Stare, speak, and point directly at one person and no one else: “You, sir, in the blue jacket, I need help. Call an ambulance.” With that one utterance you should dispel all the uncertainties that might prevent or delay help. With that one statement you will have put the man in the blue jacket in the role of “rescuer.” He should now understand that emergency aid is needed; he should understand that he, not someone else, is responsible for providing the aid; and, finally, he should understand exactly how to provide it. All the scientific evidence indicates that the result should be quick, effective assistance.
Humans contain a great capacity to help each other, to dutifully respond to the needs of others, and to improve the world around us. We also have a need to feel good about ourselves, and that includes fulfilling our moral obligations. When it is clear there is an emergency, and we have a vital role in responding to it, we respond vigorously.

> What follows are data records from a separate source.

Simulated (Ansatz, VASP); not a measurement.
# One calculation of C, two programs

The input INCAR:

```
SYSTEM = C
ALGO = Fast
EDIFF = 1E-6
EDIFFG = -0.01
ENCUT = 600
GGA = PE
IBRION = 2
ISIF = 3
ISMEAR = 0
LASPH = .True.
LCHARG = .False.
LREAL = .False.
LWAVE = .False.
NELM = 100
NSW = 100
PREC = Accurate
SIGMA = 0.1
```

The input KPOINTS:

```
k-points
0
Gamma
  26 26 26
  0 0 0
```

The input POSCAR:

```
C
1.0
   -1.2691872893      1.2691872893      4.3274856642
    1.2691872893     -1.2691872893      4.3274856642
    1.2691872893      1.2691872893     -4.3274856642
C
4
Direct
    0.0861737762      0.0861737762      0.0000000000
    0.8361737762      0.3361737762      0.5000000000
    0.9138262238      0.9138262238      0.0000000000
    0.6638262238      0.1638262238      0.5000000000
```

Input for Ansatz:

Climate Change is a Crisis, and it is YOUR Responsibility
Effectively intervening in pluralistic ignorance should be considered the primary goal of the climate movement. Climate change is a crisis that demands a massive collective response. This truth will become crystal clear if we overcome the forces of denial and pluralistic ignorance.
To call forth an emergency response from people, we have to put them in the role of rescuer. We must make clear that (1) an emergency is unfolding and (2) YOU have a critical role in responding to it.